The next step (which might not happen until early next week) is the actual 'Vayishlach' part. We will be sending them in the mail to family members. Usually we give things in person but Yaakov used messengers and so will we.  The girls began addressing the envelopes and I realized it is a life skill in which they are not yet adept. The theme of the postal system and Vayishlach could be great in a preschool setting. 

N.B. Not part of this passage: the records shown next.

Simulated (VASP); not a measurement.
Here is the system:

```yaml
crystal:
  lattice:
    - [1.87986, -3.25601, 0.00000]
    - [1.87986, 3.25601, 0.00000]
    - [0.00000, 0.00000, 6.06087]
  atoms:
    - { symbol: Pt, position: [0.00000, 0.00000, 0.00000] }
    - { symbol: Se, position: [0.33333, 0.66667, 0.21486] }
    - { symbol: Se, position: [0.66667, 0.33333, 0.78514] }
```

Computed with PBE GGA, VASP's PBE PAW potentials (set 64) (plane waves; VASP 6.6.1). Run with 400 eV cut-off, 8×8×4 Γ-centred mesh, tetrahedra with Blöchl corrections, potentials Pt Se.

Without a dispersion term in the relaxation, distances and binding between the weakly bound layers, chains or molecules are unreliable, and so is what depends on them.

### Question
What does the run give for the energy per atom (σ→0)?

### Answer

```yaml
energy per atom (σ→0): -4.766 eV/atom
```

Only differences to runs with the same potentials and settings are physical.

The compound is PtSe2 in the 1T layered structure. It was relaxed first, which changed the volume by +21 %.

May you have great success in avoiding conflict and achieve resolution speedily and successfully when it occurs.

Shabbat Shalom!


Sunday 26 November 2017

Vayetzei- a good night's sleep

The secret to a great night sleep is a pile of rocks. Or maybe just one rock. The perasha begins with Yaakov on the run from Eisav and stopping to sleep.   
11And he arrived at the place and lodged there because the sun had set, and he took some of the stones of the place and placed [them] at his head, and he lay down in that place.יאוַיִּפְגַּ֨ע בַּמָּק֜וֹם וַיָּ֤לֶן שָׁם֙ כִּי־בָ֣א הַשֶּׁ֔מֶשׁ וַיִּקַּח֙ מֵֽאַבְנֵ֣י הַמָּק֔וֹם וַיָּ֖שֶׂם מְרַֽאֲשֹׁתָ֑יו וַיִּשְׁכַּ֖ב בַּמָּק֥וֹם הַהֽוּא:
Rashi explains that what started as multiple stones under his head fused into one over the course of the night.  The implications of this is the basis of many profound divrei Torah and something the girls addressed in perasha projects here and here

Recently Cohava was whining about her pillow being uncomfortable and I wondered was Yaakov the last person to say, "I'm tired! Where can I find a good rock pillow?" A little research revealed that hard pillows, made from rock, stone, or ceramics were the only options in the ancient world. Eventually the Romans and Greeks 'invented' soft pillows, although their purpose was for knees while kneeling and under the head of deceased, not for a good night sleep. 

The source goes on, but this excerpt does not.